Garden designer Alison Johnston has created a family-friendly garden for a prestigious flower show – which boasts its own dinosaur zone!

Alison, of Slaithwaite-based Take Root Garden Design, has been commissioned by the Royal Horticultural Society to design and build a ‘Long Border’ for the Tatton Flower Show which runs from July 19-23.

The theme of the Long Borders this year is sensory, and with the RHS focus on making gardening accessible to families, Alison designed the border based on a part of her own garden.

Tatton Flower Show, based at the prestigious Tatton Hall in Knutsford, Cheshire, is the premier flower show of the north of England and attracts 80,000 visitors a year.

Alison said: “It’s tough being a parent, and I completely understand why many people feel overwhelmed when making their garden child friendly.

“All species in this garden are safe for kids to touch, and are interesting enough to engage the senses of kids. Many of the plants are evergreen, so will look good all-year-long, so you don’t end up with bare patches during winter.
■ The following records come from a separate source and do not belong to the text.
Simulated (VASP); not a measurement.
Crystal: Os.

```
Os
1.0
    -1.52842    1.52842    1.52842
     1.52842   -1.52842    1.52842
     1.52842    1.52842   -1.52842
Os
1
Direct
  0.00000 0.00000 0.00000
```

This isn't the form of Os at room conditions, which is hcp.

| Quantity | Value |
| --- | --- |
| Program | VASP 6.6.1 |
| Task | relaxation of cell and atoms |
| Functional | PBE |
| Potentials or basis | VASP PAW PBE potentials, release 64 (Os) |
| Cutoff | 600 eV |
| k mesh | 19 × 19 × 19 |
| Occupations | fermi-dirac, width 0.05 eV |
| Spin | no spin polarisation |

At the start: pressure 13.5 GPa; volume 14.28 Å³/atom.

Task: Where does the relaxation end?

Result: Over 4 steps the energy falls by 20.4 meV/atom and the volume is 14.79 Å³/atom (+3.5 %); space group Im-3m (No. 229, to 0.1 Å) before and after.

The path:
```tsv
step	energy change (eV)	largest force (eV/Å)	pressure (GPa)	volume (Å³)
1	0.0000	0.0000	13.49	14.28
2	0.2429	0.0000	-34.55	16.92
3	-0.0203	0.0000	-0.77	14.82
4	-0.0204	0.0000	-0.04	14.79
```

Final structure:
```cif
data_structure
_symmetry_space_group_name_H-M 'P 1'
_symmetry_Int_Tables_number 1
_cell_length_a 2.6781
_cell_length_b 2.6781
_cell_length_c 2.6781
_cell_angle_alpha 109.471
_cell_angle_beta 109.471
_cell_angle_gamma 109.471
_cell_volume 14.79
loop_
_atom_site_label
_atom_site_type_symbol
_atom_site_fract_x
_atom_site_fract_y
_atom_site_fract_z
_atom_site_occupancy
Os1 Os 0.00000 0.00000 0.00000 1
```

“My kids are quite hands on in the garden. My youngest is especially keen to touch and explore the plants we have so I designed an area for his dinosaurs to live where he can let his imagination run wild.

“There’s a sunny side and a partially shady side to the border, reflecting the kind of site most of us have at home.

“Many of the plants can be bought at a garden centre, or even a supermarket, so it’s really accessible. Anyone can do it.”

The project is supported by two British businesses. Johnsons of Whixley is a Yorkshire-based plant nursery, which prides itself on not only providing high quality plants to the commercial sector but have also kindly agreed to donate the plants used in the show to Linthwaite Clough JI and Early Years School.

Rusty Rooster, based in Rutland, have kindly loaned the dinosaur sculptures which lurk deep in the undergrowth. Made of corten steel, they contrast beautifully with the lush green foliage, and are pretty bombproof so can cope with the rigours of a family garden.

Alison said: “I added some dinosaur sculptures to add a bit of fun to it because to me gardens are all about joy.

“As adults we often forget about the importance of play, so they remind us not to take the whole thing too seriously!”